Looted 10th Century Manuscript Is Finally Going Home Thanks to Museum Researchers

One of the oldest surviving hand-lettered gospels, the Eikosiphoinissa Manuscript 220, is being returned to the Greek monastery it was pilfered from during the first World War. The manuscript was looted in 1917 by Bulgarian soldiers as part of a haul of over 430 manuscripts and 470 objects from the monastic library of the Virgin Eikossifinissa (“The Luminous Red One”), built on Mt. Pangeon in Greece.

The 10th-century manuscript has been to many places and passed through many hands since 1917, until finally it was bought by the Museum of the Bible at a Christie’s auction in 2011.

Museum curator Brian Hyland painstakingly identified the gospel through annotations made throughout the text, including notes that the looters had left for themselves to catalog the books they had stolen. Those from Kosinitza received the initials M. K. or K. (Manastir Kosinitsa). This manuscript, along with many others, had MK scrawled on the back cover. Once they confirmed the finding, the Museum of the Bible notified the Ecumenical Patriarch Bartholomew that it had been one of the objects stolen during World War I. Museum representative Dr. Jeff Kloha personally visited the Ecumenical Patriarch in Istanbul to tell him of the discovery.

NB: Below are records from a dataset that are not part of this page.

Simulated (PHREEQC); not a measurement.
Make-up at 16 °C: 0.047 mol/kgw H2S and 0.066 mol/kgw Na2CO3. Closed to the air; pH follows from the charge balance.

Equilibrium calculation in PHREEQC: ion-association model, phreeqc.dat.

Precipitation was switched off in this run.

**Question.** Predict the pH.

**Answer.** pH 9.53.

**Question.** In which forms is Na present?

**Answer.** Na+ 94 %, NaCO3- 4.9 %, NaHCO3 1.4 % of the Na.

Aside from the 1917 additions, this gospel manuscript includes miniatures and depictions of the Evangelists, is written in two columns with 27 lines per column. The columns together measure 18.1 cm by 14 cm (7.13 inches by 5.5 inches).

Ecumenical Patriarch Bartholomew granted the museum to display the priceless Eikosiphoinissa Manuscript 220 until October 2021 as a gesture of good will and will also lend another three manuscripts from the patriarchate.